He had been beaten to death. Li Jianmang said before all this his father
wrote him a letter. “Don’t be a hero. When you hear the guns, hit the
ground,” his father wrote. “My son, you do not know their ruthlessness.”

After the advent of Weibo I made many new friends online, some famous and
some not. One of them is a Beijing girl named Keke who maintains a
government website. She told me that during June Fourth she was in second
grade. Keke’s birthday happens to fall on June 3. That Year on June 3, her
family celebrated her birthday at her grandmother’s house. Afterward she
walked from Hujialou to Gongzhufen. On the road, she saw buses on fire,
roadblocks, twisted bicycle frames and pedestrians navigating their way
through the carnage. It was a terrifying, unforgettable scene. Memories of
June Fourth have lingered in her mind ever since. After getting on Weibo,
she frequently posted images and documents from June Fourth. Her account
was quickly shut down. She is reincarnated
<http://chinadigitaltimes.net/space/Reincarnate> all the time.

My friend Hai Tao is a writer from the Beijing suburb of Tongzhou. He
recalled to me that after June Fourth, the older men and women of town
were sent to downtown Beijing everyday to dance and sing patriotic songs.
When they became tired they wanted to buy popsicles, but the streets
peddlers wouldn’t let them buy any. “You have no conscience,” the peddlers
would say.

*                    *                    *

There are still many stories of Tiananmen to tell.
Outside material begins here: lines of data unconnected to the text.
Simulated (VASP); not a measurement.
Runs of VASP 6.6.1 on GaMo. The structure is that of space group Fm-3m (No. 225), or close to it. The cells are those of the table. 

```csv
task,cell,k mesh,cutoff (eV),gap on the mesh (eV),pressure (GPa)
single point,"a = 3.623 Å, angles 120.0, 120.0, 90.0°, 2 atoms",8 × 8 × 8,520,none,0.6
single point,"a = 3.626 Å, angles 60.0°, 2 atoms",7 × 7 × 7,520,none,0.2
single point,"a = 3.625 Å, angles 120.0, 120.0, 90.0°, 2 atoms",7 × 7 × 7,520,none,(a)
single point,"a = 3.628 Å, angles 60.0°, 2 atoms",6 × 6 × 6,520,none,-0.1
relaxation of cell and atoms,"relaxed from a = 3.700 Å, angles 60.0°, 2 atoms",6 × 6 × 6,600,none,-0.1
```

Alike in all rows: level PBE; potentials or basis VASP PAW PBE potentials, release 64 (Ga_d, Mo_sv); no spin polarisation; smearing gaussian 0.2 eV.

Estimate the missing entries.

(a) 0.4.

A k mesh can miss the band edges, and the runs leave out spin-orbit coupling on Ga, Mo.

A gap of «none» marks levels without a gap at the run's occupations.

That year, the author Ye Fu worked as a police officer in Hainan. Facing
the massacre, he cast away his uniform, submitted his resignation letter
and bid farewell to the system forever. Then he was reported to the
authorities in Wuhan and imprisoned. Then his mother drowned herself in
the Yangtze River. Then he wrote his famous work, My Mother on the Yangtze…
That year, my friend Du Daobin left his hometown for the provincial
capital of Wuhan to participate in the protests. Then he published some
critical political commentary online. Then he was arrested. Then he became
a famous dissident…

That year, many parents couldn’t find their children, many families lost
their loved ones. That year, many talented people left the country, many
people died away from home, never to return. That year, China became a
broken world, a world of life and death, a watershed. That year, China’s
twentieth century came to an end.

One afternoon in Spring 2010, I passed through the heart of Beijing on the
subway, traveling from the eastern suburbs to the western neighborhood of
Muxidi. Sitting on the side of the road in Muxidi, I thought about all the
blood and tears shed some twenty years ago right there. I thought about
the Tiananmen Mothers. I thought about the countrymen we lost forever. For
a very, very long time, with a heavy heart, choking back tears, silently,
I sat there until dusk. That afternoon, I quietly wrote this poem:

 
At Muxidi, Thinking of Someone
—for the Mother Ding Zilin

Today, I am at Muxidi
Thinking of someone
I don’t know him
But I will remember him forever
At this moment, I miss him
Like I would miss a long lost brother
That was twenty-one years ago
Right here, at Muxidi
An unforgettable place

That merciless summer
A single bullet
Passed through his body
His sixteen-year-old body
He let out his final scream
And then bid farewell to this world
This evil, gory and lie-filled world

He left
This sixteen-year-old youth
This eternal youth
He’ll never grow up
But we, in this world without him
Grow older by the day
Until the present

All these years
Seem like a century
No, many centuries
We watch ourselves grow old
But are powerless
We tell ourselves, we are alive
We need to live
And we tell ourselves we need to make peace with this world
But we know
We are not fated to make peace with this world

For no other reason
Only because of this young man
He will never grow up
So we must grow old
To grow old, is really to die

Today, at Muxidi
I am thinking of someone

I miss him
Like I would miss a long lost brother
A brother lost twenty-one years ago
I miss him
This eternal youth
I want to cry, but I cannot
I know we have no more tears

Even worse than having no tears
We don’t even have any blood
Our souls were hollowed long ago
In the gunfire, among the bullets
In twisted, hidden history
All we can still do
Is come here

Thinking of this youth
Like missing a long lost brother
A brother lost for 21 years
He never left
But we’ll never have him back

 
Time is like a murderer. Twenty-three years have flashed by. Countless
countrymen have forgotten, countless others have remembered. I am from the
post-June Fourth generation. On this twenty-third anniversary, I earnestly
write this record, like putting my heart on an altar of blood. I do this
for nothing more than the justice we are yet to receive. I believe blood
was not spilt in vain. Judgment will surely come.